Starting next month, the Judd Foundation will make some of Donald Judd’s furniture designs—previously available only on a made-to-order basis—purchasable from inventory. This comes after a lengthy collection of Judd’s writings was published last year.
The American Academy of Arts and Letters has announced the winners of its 2017 architecture awards. Diébédo Francis Kéré received the Arnold W. Brunner Memorial Prize, and Theaster Gates, Paul Goldberger, Walter Hood, and John Ronan were recognized as well.

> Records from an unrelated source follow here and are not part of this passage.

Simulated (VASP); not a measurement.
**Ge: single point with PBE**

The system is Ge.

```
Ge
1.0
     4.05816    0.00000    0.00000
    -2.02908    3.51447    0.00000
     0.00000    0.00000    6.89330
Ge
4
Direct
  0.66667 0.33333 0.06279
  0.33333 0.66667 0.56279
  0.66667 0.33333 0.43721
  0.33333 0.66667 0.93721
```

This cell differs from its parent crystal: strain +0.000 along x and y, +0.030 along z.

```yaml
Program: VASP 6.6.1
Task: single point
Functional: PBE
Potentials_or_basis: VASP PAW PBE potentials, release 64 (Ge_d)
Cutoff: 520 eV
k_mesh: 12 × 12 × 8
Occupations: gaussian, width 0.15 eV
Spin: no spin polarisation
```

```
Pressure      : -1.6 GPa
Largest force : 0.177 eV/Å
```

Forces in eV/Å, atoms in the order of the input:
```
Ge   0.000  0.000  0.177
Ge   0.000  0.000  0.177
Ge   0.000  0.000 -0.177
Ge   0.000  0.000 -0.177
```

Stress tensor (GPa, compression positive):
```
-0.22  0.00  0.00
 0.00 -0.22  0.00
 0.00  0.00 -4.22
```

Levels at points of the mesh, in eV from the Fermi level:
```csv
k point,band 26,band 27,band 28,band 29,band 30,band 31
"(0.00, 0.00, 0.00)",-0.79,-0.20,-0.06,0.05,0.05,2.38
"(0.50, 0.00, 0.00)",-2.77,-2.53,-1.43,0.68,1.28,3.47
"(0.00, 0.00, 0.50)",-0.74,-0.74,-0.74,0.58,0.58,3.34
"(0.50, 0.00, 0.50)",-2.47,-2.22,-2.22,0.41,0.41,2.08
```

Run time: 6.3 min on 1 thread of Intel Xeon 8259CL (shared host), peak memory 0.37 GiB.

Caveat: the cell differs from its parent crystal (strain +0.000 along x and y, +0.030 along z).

[American Academy of Arts and Letters]
Fast Fashion Slows Down
H&M, a brand that has capitalized on fast-changing trends, is launching a new chain focused on classic garments, called Arket. “Starting this project, a little over two years ago, we did quite extensive research and what we clearly saw was a broad customer base out there who are looking for classic, quality products in an environment that should be both simple and inspiring, but also putting our own fantastic design together with complementary brands,” said Lars Axelsson, Arket’s managing director.
[Business of Fashion]
For the Record
The Getty Institute has acquired Frank Gehry’s archives, which include hundreds of thousands of models, sketches, and ephemera. The collection is concentrated on the architect’s early career, from his student work to his 1988 proposal for the Walt Disney Concert Hall.
State of the Arts
A new survey shows that 44 percent of exhibitions organized by major U.S. museums in recent years were devoted to contemporary art—a huge increase from 20 years ago. Some attribute the change to greater traction in the press, while others, like Los Angeles County Museum of Art director Michael Govan, feel that the shift is related to a push for diversity. “If your mission is to reflect the world, and women are half of the world… it’s a lot easier if you are working in the present,” Govan said. “Institutions are thinking about audiences and communities and responsiveness.”
[The Art Newspaper]
A new study reveals a correlation between the availability of cultural resources in a neighborhood and increased social well-being—even when controlling for economic status, race, and ethnicity. “We might expect culture to exhibit the strongest relationship with social well-being in neighborhoods with the largest number of cultural assets, but this is not the case,” reads the report. “We’ve found the most consistent relationships between culture and dimensions of social well-being in lower-income neighborhoods that, on average, have fewer cultural resources.”